Most of the large mid-caps share similar business model as the large-caps and have more of less similar set of clients.
After the top three IT players - Tata Consultancy Services (TCS), Cognizant and Infosys - sounding off warning bells on second-quarter and full-year growth performance, analyst predict that mid-cap players will be worse off.
Most of the large mid-caps, such as L&T Infotech, Hexaware, Mindtree, and MphasiS, share similar business model as the large-caps and have more of less a similar set of clients.
Hence a warning by the three large players will not augur well for mid-caps.
Bangalore-based Mindtree earlier this month lowered its sequential quarter revenue guidance.
The company said that Q2 revenue decline is expected due to cross-currency movements, project cancellations and slower ramp-ups in a few large clients across different verticals and continued weakness in its UK-based subsidiary Bluefin.
This was the second such warning from the company. For the quarter ended March 31, 2016 the company too had raised warning however, it then had surprised the street with better numbers.

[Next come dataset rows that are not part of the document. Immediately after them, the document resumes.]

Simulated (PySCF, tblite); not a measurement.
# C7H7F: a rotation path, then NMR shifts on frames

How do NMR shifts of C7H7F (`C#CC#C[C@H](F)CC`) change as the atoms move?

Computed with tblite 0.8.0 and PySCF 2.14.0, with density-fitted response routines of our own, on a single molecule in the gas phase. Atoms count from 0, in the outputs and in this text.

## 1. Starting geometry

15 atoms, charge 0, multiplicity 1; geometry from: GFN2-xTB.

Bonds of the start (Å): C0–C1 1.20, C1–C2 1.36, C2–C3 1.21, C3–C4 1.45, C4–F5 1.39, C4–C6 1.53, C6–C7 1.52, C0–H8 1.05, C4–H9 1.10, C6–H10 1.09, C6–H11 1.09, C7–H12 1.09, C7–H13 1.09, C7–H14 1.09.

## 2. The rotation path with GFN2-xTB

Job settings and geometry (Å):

Analyst feel that mid-cap firms with a services focus are similar to large cap in terms of strategy and pie for market share, hence dip in large cap business momentum impact the latter too.
“All of those firms will be under pressure who have exposure to the BFSI sector and have a similar business model as the large-cap such as L&T Infotech, Hexaware, Mindtree and others. Unless a player has a differentiation aspect or a product play, the mid-cap segment will be squeezed hard,” said an analyst from a leading brokerage firm.
The other reason for the mid-cap firms to be hit hard due to the uncertainty in the macro environment is client concentration.
Almost 45-55 per cent of revenue is contributed by top 10 client and if one of the clients either moves out due to consolidation of vendor or does not ramp-up, it has an immediate impact.
Other than this several of the mid-cap firms are dealing with their own internal issues which is impacting the growth trajectory.
For instance, Pune-based KPIT Technologies had said that the first half of FY17 will see flat topline and profit growth.
The company said this was due to internal restructuring as well as external changes in the business environment.
"The company's traditional revenue from ERP (Enterprise resource planning) implementations are affected more than anticipated earlier, whereas there is good traction in the newer areas of cloud and digital technologies. As a result, the company expects a 4 per cent revenue drop for the Q1 with a consequent drop in profitability. We anticipate the revenues and profits to be flattish in the Q2 over the Q1," said the company in an earlier statement.
Similarly, Pune-based Persistent Systems is also undergoing restructuring wherein it is moving away from contracts that are not strategic in nature.
Company officials said that they have moved out of 20 contracts because of this rejig.
"We want to work with our strategic clients. We thought ending 20 odd non-strategic contracts would be better for us. We think that the Q2 and the Q3 will not see any dramatic change, but the Q4 onwards we see good traction," said Mritunjay Singh, executive director & president of Services at Persistent Systems.
However, there is silver lining for the mid-cap IT space, especially for those firms that have a product play.
Players like Oracle Financial Services Software, Intellect Design Arena, NIIT Tech, Majesco are some of the companies that may not be as impacted, as their business is driven by products rather than services.
Even to some extent Persistent Systems which has been increasing its focus on the IP business.